Wednesday, November 30, 2011

Guest Post: General Tso's Chicken

Today I've invited my friend Emily to guest post for me.  You'll probably recognize her drool worthy photography from some of my Dinner Club posts as well as our recent Apple Extravaganza from October.  I'm always envious of her skills both in the kitchen and behind the lens.  She's an amazing person and I'm so glad to have her as a friend.  Hopefully this won't be the last that you see of Emily on this blog ;).

If you'd like to guest post, please leave a comment!

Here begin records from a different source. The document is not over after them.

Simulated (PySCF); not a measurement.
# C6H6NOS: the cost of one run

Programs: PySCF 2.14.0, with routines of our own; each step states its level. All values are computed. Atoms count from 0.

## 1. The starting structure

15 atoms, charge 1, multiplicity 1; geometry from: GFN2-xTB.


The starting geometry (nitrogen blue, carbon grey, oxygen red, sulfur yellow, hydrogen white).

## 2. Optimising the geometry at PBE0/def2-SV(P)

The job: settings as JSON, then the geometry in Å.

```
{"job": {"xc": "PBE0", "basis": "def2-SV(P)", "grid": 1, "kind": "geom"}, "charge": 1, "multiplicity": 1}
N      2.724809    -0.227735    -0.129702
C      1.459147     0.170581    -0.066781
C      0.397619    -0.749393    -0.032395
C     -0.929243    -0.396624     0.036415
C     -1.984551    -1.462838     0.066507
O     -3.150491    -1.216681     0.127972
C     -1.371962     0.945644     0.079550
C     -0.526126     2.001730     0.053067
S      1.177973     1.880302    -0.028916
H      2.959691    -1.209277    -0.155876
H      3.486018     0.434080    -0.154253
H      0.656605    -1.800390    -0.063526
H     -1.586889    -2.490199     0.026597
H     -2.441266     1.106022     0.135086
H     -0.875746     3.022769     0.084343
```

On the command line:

 This officially marks my first food blog post. Ever. Seriously. I’ve taken hundreds of photos of food I’ve cooked…and baked….and grilled….and, sometimes, when I’m feeling rebellious, even fried. But, never once written a blog post. So, as you can imagine I was a bit reluctant to take Christine up on her offer for a guest post, but I’m not one to turn down trying new things. Especially those food-related.

The recipe I’m sharing with you all today is quite the standard: General Tso’s Chicken. I’m sure this one has been done a hundred thousand times over, across blogs, recipe sites and the like. Heck, I would argue that this dish has been over done. However, the reasons I wanted to post this are two-fold:

First, I’m generally anti-fry. I’m more or less a border-line health nut about 80% of the week (the other 20%? Well, that’s what weekends are for!), making this recipe fall squarely outside of my comfort zone. I confess, we own a Fry Daddy (I blame the husband!), but require it never be used inside. There are few things that will make my stomach turn, but waking up to a kitchen with the lingering odor of a McDonald’s only results in my being overcome by the urge to shower. Or exercise. A lot.

Good news! This recipe does NOT require a Fry Daddy. Seriously, nothing ever should. And, yet….
Second, I was quite frankly blown away by the end result. It was border-line restaurant comparable. I’m not kidding. Let’s just say the husband put this recipe in his Top 5, and mandated it have a regular appearance in “The Rotation.” On one condition: that I continue to keep his plate broccoli-free (you see what I have to deal with?). 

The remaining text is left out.